The one who says he is in the light. This could include the three following things: (1) Leading lives of holiness and purity; that is, the Christian must be characteristically a holy man, a light in the world, by his example. (2) Walking in the truth, embracing the truth in opposition to all errors of paganism and infidelity, and having clear, spiritual views of truth, such as the unrenewed never have. (See 2Cor. 4:6; 1Cor. 2:9-15; Eph. 1:18) (3) Enjoying the comforts of true Christianity; that is, having the joy which true Christianity is fitted to impart, and which it does impart to its true friends, (Psa. 94:19; Isa. 57:8; 2Cor. 1:3; 2Cor. 13:11.) In John 12:35 Jesus tells them, therefore, that the light would be with them a little while, and that they ought to improve the opportunity while they had it to listen to his instructions, to require with candor, and thus to forsake their false notions respecting the Messiah. It is probable that they understood this light as denoting the Messiah. See John 8:12; “I am the light of the world;” John. 9:4.

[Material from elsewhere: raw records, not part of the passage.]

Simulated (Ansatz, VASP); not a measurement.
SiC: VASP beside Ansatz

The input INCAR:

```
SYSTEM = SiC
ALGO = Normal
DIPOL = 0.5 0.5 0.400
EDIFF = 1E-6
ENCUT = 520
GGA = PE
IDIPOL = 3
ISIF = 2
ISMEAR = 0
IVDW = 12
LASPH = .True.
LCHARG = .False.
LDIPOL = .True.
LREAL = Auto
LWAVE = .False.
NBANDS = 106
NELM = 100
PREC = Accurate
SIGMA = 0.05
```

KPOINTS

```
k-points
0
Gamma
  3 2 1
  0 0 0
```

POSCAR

As he is in the light – In the same kind of light that he has. The measure of light which we may have is not the same in degree, but it is of the same kind. The true Christian, in his character and feelings, resembles God.
And hates his brother. The word brother seems here to refer to those who professed true Christianity. The word is indeed sometimes used in a larger sense, but the reference here appears to be to that which is properly brotherly love among Christians.
Is in darkness even until now. That is, he cannot have true Christianity unless he has a love for the brothers. The command to love one another was one of the most solemn and earnest which Christ ever enjoined (John 15:17;) he made it the peculiar badge of discipleship, or that by which his followers were to be everywhere known (John 13:35;) and it is, therefore, impossible to have any true Christianity without love to those who are sincerely and truly his followers. If a man has not that, he is in deep darkness, whatever else he may have, on the whole subject of true Christianity.
1 Thessalonians 4:9: For you yourselves are taught of God – The word here rendered “taught of God” – θεοδίδακτοί theodidaktoi – occurs nowhere else in the New Testament. It is correctly translated and must refer here to some direct teaching of God on their own hearts, for Paul speaks of their being so taught by him as to need no special precepts in the case. He probably refers to that influence exerted on them when, they became Christians, by which they were led to love all who bear the divine image. He calls this being “taught of God,” not because it was of the nature of revelation or inspiration, but because it was in fact the teaching of God in this case, though it was secret and silent. God has many ways of teaching people. The lessons which we learn from his Providence are a part of his instructions. The same is true of the decisions of our own consciences and of the secret and silent influence of his Spirit on our hearts, disposing us to love what is lovely and to do what ought to be done. In this manner, all true Christians are taught to love those who bear the image of their Savior. They feel that they are brothers, and such is their strong attachment to them, from the very nature of true Christianity, that they do not need any express command of God to teach them to love them. It is one of the first – the elementary effects of true Christianity on the soul, to lead us to love “the brothers” – and to do this is one of the evidence of piety about which there need be no danger of deception; compare 1 John 3:14.